As soon as possible after the guardianship hearing, the guardian must qualify before the County Surrogate. Sometimes, it is necessary to post a surety bond. Guardians must also obtain letters of guardianship and possibly short certificates.
Once a person qualifies as guardian of the estate, they have certain obligations. They must open a separate bank account that will be used for guardianship purposes and obtain a tax identification number for that account. Any assets and accounts must be retitled in the name of the guardianship. Any transactions must be recorded. The guardian of the estate must investigate and inventory the protected person’s property and debts. All original documents must be kept in a safe and secure place. Sometimes, it is necessary to file periodic reports regarding the estate of the incapacitated person.
To the greatest extent possible, decisions regarding the estate must be discussed with the protected person, with consideration being given to their preferences. If the incapacitated person cannot make these decisions, then the guardian must act in what they believe is the incapacitated person’s best interests.

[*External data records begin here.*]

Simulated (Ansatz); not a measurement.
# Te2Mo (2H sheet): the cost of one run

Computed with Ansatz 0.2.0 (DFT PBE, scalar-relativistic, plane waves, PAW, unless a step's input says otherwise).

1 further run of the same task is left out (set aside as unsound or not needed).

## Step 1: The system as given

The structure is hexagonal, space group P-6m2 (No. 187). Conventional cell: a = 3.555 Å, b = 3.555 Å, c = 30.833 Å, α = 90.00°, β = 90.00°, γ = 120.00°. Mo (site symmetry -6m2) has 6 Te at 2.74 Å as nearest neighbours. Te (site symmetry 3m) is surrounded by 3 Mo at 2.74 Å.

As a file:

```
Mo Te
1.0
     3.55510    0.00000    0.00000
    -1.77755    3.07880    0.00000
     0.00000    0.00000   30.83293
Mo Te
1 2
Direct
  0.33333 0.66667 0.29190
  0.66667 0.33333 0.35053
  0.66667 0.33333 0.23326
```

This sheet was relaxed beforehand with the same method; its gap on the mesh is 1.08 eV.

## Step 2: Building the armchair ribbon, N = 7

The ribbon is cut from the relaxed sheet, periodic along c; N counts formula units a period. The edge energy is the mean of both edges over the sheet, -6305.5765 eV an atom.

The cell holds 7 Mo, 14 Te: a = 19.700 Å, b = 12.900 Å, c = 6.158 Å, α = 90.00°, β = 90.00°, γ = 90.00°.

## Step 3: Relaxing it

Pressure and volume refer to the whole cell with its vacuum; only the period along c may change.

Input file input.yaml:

Premiums must be paid on surety bonds, if required. If the guardian’s address changes or the incapacitated person’s address changes, the County Surrogate must be notified. Finally, once the incapacitated person passes away, the Surrogate must be given notice of this fact.
This is only a brief overview of the duties of the guardian of the estate. Ultimately, this post cannot replace the advice of an attorney. Those who need legal advice on this topic are encouraged to seek the assistance needed to make informed decisions.